One of the things that gives 1980’s number ones a queer, lopsided aspect is the way there’s not much of a middleground between hits which emerged more or less direct from youth subcultures and those shepherded into popularity by the likes of Noel Edmonds. In particular the pre-teen and tween market seems pretty dead at this point. This void would soon be filled with sound and light and ribbons and stripey noses but meanwhile pop was the stamping ground of young adults and not-so-young ones, a world in which hormone rushes had been replaced by messily consequential relationships.

The curious child – a seven-year-old like me – might have found this grown-up pop scary, mysterious and compelling. But (and this is what I did in fact do) they might also opt out entirely. My parents weren’t interested, and any influence I had over the TV ended with the closing Blue Peter theme. In Autumn 1980 I changed schools, and started getting more homework, so bedtime was rolled back: this is where I start remembering news stories (Mount St Helens, the Moscow Olympics), and could watch Top Of The Pops regularly. Not because I wanted to, just because it was there. If I’d grown up now, in a multi-channel world where I could have watched cartoons and sci-fi shows and dinosaur documentaries all afternoon, I might never have cared much about pop at all.
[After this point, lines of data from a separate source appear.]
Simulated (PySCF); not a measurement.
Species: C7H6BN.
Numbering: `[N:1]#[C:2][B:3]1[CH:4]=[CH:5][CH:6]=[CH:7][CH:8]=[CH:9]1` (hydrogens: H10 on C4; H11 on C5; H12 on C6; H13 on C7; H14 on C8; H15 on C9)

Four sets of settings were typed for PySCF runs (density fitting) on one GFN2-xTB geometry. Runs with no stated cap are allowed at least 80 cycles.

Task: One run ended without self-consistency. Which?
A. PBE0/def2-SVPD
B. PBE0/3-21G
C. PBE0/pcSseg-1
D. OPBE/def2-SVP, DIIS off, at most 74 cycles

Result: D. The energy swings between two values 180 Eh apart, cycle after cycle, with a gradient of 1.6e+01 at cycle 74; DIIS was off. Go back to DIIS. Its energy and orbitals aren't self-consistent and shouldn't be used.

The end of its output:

Kelly Marie falls just before this cut-off point, so what has this got to do with her? Just that there actually was still a version of pop made available to kids, a kind of light ent junior centered around Swap Shop and TISWAS on a Saturday morning. The watchword here wasn’t kid appeal but cheapness – low cost alternatives to chart staples with presumably low booking fees: Budgens singer-songwriters and Woolworths disco. This half-remembered take on pop culture isn’t much represented on Popular, unsurprisingly given that the major star was the omnipresent and quite useless B.A. Robertson. But Kelly Marie was totally part of it, of pop as I actually experienced it in 1980 – which perhaps explains why I’m fond of what is by any reasonable standard a shoddy bit of work.

“Feels Like” is a grotty, grubby, British version of disco, the syndrum hits from “Ring My Bell” relocated to the Maplins Hawaiian Ballroom, busybodying you onto the dancefloor. If the fantasy of disco – decadent, sexual, aspirational – has a Playboy style appeal, Kelly Marie was more readers’ wivesy. That’s not really because of her mildly saucy performances, it’s more to do with her vowelly vocal line – “fee-uhls like ah’m in lu-huv!” (DOO DOO). It gives the record an enthusiastically amateurish air, like it’s a karaoke version of itself. For listeners with a stake in club music, Kelly was no doubt a horror show, but in a year low on bubblegum I find it hard to judge too harshly.